President Obama is taking fire for saying America is a military superpower "whether we want it or not."
Former Alaska governor Sarah Palin criticized the remark, saying, "I would hope that our leaders in Washington, D.C. understand we like to be a dominant superpower. I don't understand a world where we have to question whether we like it or not that America is powerful."
What do you think? Is President Obama uncomfortable with America's role as the strongest military power in the world? Does the Left want a weaker America? What about Obama's "apology tour," when he went to other countries and apologized for American "mistakes"? Remember how incensed the Left became when President Bush did his ill-advised "mission accomplished" landing on a naval ship, because they saw it as geopolitical strutting, a sort of "We're number one!"? And remember how quick the Democrats were in declaring that the Iraq war "was lost," almost as if they wished it so?
This is an interesting subject, because there exists on the Left what ranges from an unease to a flat out rejection of "American exceptionalism," the idea that there is something special about America. And there is no denying that the American Left is more at home with the foreign policy approaches of Western European governments, who, with their very weak militaries, have no choice but to seek "consensus" and peaceful solutions to problems with other countries. Unilateral use of force under Bush was viewed as arrogant and jingoist.

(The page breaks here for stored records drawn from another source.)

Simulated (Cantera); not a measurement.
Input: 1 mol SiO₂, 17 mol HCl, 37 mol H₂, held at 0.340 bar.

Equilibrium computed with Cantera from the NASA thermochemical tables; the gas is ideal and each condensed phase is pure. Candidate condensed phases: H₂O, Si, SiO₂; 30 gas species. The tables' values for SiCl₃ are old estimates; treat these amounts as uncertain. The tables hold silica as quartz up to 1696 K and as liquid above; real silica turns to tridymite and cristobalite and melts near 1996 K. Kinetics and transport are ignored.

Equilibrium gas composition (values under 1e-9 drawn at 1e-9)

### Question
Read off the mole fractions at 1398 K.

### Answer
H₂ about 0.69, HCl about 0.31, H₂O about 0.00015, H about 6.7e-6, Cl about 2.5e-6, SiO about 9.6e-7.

I'm reminded of the saying that it's better to be feared than loved. And there's evidence, from their recent rhetoric and policy moves, that nations like Russia and Iran do not fear the U.S. under Obama. They did fear Bush. Although, after 8 years of the Bush doctrine (going it alone if necessary and crushing the bad guys preemptively) the global animosity toward the U.S reached a level that seriously hampered our foreign policy objectives and standing in the world.